Astro Bot director explains how Team Asobi made the difficult bonus levels and playable credits

Here's how Team Asobi made Astro Bot's memorable bonus levels and credits sequence.

During Tokyo Game Show 2024, we got to have a chat with Astro Bot director Nicolas Doucet to ask him questions about Team Asobi’s excellent platformer.

Aside from sharing with us his thoughts on honoring Japan Studio’s legacy with the game, Doucet also told us some interesting stories about the game’s development. Specifically when it came to developing the bonus levels and playable credits sequence.

While reviewing the game, one of my few concerns was difficulty as I found the main story levels to be fairly easy. This changed the more I progressed through the game as the main levels themselves still proved to have a good level of difficulty. But for platforming experts, the various bonus levels offer serious challenges.

As someone who is not at all an expert when it comes to platformers, I found these levels to be hugely difficult, but without feeling unfair. In that sense, I think that Team Asobi nailed the difficulty of these, which I believe many players also agree with.

Thus, balancing the difficulty of these levels was one of the things I asked Astro Bot director Doucet during the TGS interview. He mentioned that iteration and continuous playtesting were the key. Interestingly, he also shared that these levels were made mostly by just two people.

Doucet explained the process as:

“I think it’s iteration. There were two levels that were a great benchmark. First is the level with triangle signs where you get to grind on them, and you have to wait to go between the mines. That was the first good benchmark. And the other one was the level with lots of circles with guys swinging. It’s a very hard one because you can’t stop, you have to keep moving.

These two became benchmarks of the difficulty, tempo, and length [of levels]. And then after that, it was a case of [iteration]. There were two designers in charge of these challenge levels, but mostly one person made them, and her job was to multiply [the benchmark levels] four by four, so 16 times plus the final 17th challenge, and to make sure that each level would have something unique.
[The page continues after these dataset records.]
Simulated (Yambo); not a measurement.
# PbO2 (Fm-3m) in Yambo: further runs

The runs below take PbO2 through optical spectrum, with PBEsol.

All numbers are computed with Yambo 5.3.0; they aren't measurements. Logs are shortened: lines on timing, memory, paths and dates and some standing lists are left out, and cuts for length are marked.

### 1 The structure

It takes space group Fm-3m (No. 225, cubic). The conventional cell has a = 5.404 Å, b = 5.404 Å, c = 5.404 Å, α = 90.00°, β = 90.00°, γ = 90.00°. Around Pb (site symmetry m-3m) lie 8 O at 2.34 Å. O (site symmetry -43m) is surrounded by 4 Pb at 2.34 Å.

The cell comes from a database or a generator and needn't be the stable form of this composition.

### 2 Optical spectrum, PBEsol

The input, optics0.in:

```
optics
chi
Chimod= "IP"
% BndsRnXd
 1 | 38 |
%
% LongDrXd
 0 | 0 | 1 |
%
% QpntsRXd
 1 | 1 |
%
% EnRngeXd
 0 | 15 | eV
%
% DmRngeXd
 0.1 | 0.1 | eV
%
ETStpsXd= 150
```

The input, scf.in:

But to have that [balanced] difficulty, we did it by playing. All of us every two weeks, we played the game together, the whole game. During those times, we were able to identify if something was too easy or too hard. Right up to the end of the project, we were changing it because when you talk to gamers, it’s never hard enough, but when you talk to non-gamers, it’s very frustrating, right? So, we were moving it to the last minute.”

The fact that the levels had changed down to the last minute made sense given how hard it is to nail the balance between difficulty without being unfair. On the flip side, it’s interesting that the opposite was the case for the game’s playable credits.

While it’s far from a difficult level, the credits sequence was memorable for different reasons. As many players remarked, the interactive credits were the perfect way to cap off the experience.

As for how they created it and the philosophy behind it, the Astro Bot director shared:

“That level, we put quite a lot of love into it. There was always somebody working on it near the end of the project. In itself, it didn’t take that long because it’s using a lot of the content from the game. But the process of why we did it is because we want the player to be playing the game, if possible, 100% of the time, and otherwise, 99% of the time. You don’t want it to be ever just passive, right?

So, even when you do credits, interactive credits, we’re not the first people to do it. There are many games I’ve done before. It’s always fun. It’s like the game should never stop all the way to the end. Because, honestly, credits are quite boring, right? We’re happy to put the credits in because that’s important to us, but to the player, it’s just names, right? So, if you can make that part of the game fun and add some coins, then everybody’s happy. We’re happy that we have our names in and the players are happy that they can continue playing.

That’s why we have two types of credits. We have the interactive credits, and then we have the boring one that we know people want to skip, which is why there’s a skip button and you can skip the whole thing. We have to do it because it’s the right thing to do from a company point of view.”

Whether it’s for the challenge or for the sheer joy that the game had, Astro Bot is no doubt one of the highlight games of 2024 for many players. As such, we won’t be surprised to see it take home end-of-the-year awards this December. Though what we definitely hope to see more of is another Astro Bot series entry. Fingers crossed that we get one down the line.

Astro Bot is available now exclusively on the PS5.